So it's a really important idea which is that in the end the idea, the goal of your model presumably is to influence behavior. And remember I actually mentioned a whole paper I have about this where I introduce this thing called the drivetrain approach where I talk about ways to think about how to incorporate machine learning into how do we actually influence behavior.

So that's a starting point, but then the next question is like okay if we're trying to influence behavior, what kind of behavior should we be influencing and how and what might it mean when we start influencing behavior? Because nowadays a lot of the companies that you're going to end up working at are big ass companies and you'll be building stuff that can influence millions of people.

So what does that mean? So I'm actually not going to tell you what it means because I don't know, all I'm going to try and do is make you aware of some of the issues and make you believe two things about them. First, that you should care, and second, that they're big current issues.

The main reason I want you to care is because I want you to want to be a good person and show you that not thinking about these things will make you a bad person. But if you don't find that convincing I will tell you this, Volkswagen were found to be cheating on their emissions tests.

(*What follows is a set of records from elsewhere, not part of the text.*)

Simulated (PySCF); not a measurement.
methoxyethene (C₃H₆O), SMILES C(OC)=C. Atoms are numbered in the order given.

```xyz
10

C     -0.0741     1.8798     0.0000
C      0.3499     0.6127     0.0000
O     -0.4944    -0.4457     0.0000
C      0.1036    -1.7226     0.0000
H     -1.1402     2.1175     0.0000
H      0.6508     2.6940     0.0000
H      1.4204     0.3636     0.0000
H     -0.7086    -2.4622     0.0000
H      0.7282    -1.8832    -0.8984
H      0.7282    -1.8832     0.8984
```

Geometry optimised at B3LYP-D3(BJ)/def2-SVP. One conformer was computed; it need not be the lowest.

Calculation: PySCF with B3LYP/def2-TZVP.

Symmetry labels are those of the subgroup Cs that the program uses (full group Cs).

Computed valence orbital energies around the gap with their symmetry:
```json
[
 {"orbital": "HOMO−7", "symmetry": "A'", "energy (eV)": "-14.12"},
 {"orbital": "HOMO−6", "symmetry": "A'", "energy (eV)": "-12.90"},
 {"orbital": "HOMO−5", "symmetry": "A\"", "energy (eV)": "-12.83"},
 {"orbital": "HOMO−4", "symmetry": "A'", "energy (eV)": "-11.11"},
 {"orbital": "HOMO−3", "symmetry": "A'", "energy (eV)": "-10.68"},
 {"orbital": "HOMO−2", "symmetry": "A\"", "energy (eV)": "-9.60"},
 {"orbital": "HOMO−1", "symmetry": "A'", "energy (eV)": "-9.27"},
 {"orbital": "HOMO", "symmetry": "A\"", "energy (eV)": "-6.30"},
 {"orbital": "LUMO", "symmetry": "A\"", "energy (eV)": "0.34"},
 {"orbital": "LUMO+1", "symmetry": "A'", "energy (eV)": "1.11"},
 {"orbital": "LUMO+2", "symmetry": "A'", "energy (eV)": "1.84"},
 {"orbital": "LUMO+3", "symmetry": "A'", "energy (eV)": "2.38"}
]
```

The person who was sent to jail for it was the programmer that implemented that piece of code. They did exactly what they were told to do. And so if you're coming in here thinking, "Hey, I'm just a techie, I'll just do what I'm told, that's my job is to do what I'm told." I'm telling you if you do that you can be sent to jail for doing what you're told.

So A) don't just do what you're told because you can be a bad person, and B) you can go to jail. Second thing to realize is in the heat of the moment you're in a meeting with 20 people at work and you're all talking about how you're going to implement this new feature and everybody's discussing it, and everybody's like, "We can do this, and here's a way of modeling it, and then we can implement it, and here's these constraints." And there's some part of you that's thinking, "Am I sure we should be doing this?" That's not the right time to be thinking about that, because it's really hard to step up then and say, "Excuse me, I'm not sure this is a good idea." You actually need to think about how you would handle that situation ahead of time.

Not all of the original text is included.